It was a story almost too extreme to contemplate. When the television network declined to pursue it, one of Rousseau Burnett’s journalism school advisors, the veteran investigative reporter Lowell Bergman, encouraged her to continue working on the story once she returned to the university. Back in California, Rousseau Burnett dug into the topic and found that it was a systemic issue. “It came about by hearing one person’s story in North Carolina,” Rousseau Burnett says. “And we kept asking the question and we kept hearing from other people that this was a problem.”
As I would soon find out, this was a hard story to tackle. After years of reporting, Rousseau Burnett graduated to pursue jobs in journalism and eventually acting. Before she left the university, she gave her status updates and drafts to Bergman, who runs the Investigative Reporting Program at UC Berkeley. Another journalism student named Rosa Ramírez picked up the reporting for a time, but she, too, graduated before the project could be completed.
It was a story that Bergman continued to believe was worth telling, and it was a topic that he knew few media organizations would take on. He decided to assemble a team and find the funding to see the project through.
In 2012, as a journalist with The Center for Investigative Reporting, I was given the opportunity to join that reporting team, which was made up of journalists at UC Berkeley’s Investigative Reporting Program and at KQED-FM, the Northern California public radio station. The project, which we called “Rape in the Fields,” resulted in TV documentaries in English and Spanish for PBS Frontline and Univision, as well as bilingual public-radio pieces and newspaper articles.1
In more than a year of reporting, we found that, from the meatpacking plants of Iowa to the lettuce fields of California to the apple orchards of Washington, women expected to encounter sexual harassment, assault, and even rape at work.
As outsiders, we were shocked, but this was a problem that had been known within the farmworker community for generations. The confluence of economic precariousness, language barriers, shame, fear, and immigration status had created a workplace where women sexually abused believed they had no choice but to try to deflect or somehow endure the violence.
We studied the sexual harassment cases that the federal government had brought against agricultural employers since the late 1990s—a little more than forty lawsuits at the time—and we found that most cases involved multiple workers who had been sexually assaulted or raped by the same supervisors. Most involved claims of retaliation once the workers had worked up the nerve to complain. None of the civil cases had resulted in a criminal prosecution.
Even as we were in the process of seeking out the stories of farmworkers, we learned that this dynamic was not confined to America’s fields, orchards, and packing plants. In one of our first interviews on the farmworker project, we were told by William R. Tamayo, a government attorney, that the same problem existed in the janitorial industry.
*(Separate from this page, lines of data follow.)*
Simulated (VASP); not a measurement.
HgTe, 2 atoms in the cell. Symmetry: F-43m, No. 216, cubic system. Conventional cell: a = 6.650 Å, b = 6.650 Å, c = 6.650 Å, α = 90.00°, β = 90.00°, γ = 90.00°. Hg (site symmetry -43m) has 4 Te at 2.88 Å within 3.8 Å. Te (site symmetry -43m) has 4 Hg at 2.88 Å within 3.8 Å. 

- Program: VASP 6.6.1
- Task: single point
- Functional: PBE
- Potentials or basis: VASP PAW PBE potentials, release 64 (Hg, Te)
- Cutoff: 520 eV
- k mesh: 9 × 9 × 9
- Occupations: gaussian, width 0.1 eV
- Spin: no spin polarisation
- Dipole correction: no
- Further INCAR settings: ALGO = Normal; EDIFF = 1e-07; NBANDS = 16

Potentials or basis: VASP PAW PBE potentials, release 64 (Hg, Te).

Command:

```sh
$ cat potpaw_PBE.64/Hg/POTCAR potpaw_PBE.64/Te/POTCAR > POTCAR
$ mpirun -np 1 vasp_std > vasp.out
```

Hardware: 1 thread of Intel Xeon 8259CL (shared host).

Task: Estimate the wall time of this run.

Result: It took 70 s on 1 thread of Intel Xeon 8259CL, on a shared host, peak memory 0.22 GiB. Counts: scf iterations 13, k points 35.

That tip led to a follow-up piece, “Rape on the Night Shift,” in which the reporting team took a close look at an industry that operates in a largely underground or subcontracted fashion, where companies operate in obscurity and workers clean in anonymous buildings that government regulators and journalists rarely visit.2
Following eighteen months of reporting, we found that regardless of whether cleaners were hired by large companies or tiny, off-the-radar firms, the dynamics are similar to farm work. It is a job done by immigrants laboring in isolation for tiny paychecks, and if a supervisor decides to abuse their position, the combination of immigration status, financial constraints, and shame conspires to keep victims silent. We also found that some companies were dismissive of reports of sexual violence. In one case, the cleaning company told the offending supervisor to investigate himself. In another, the company ignored the eyewitness report of a church volunteer who said he’d seen a supervisor physically assault a female worker.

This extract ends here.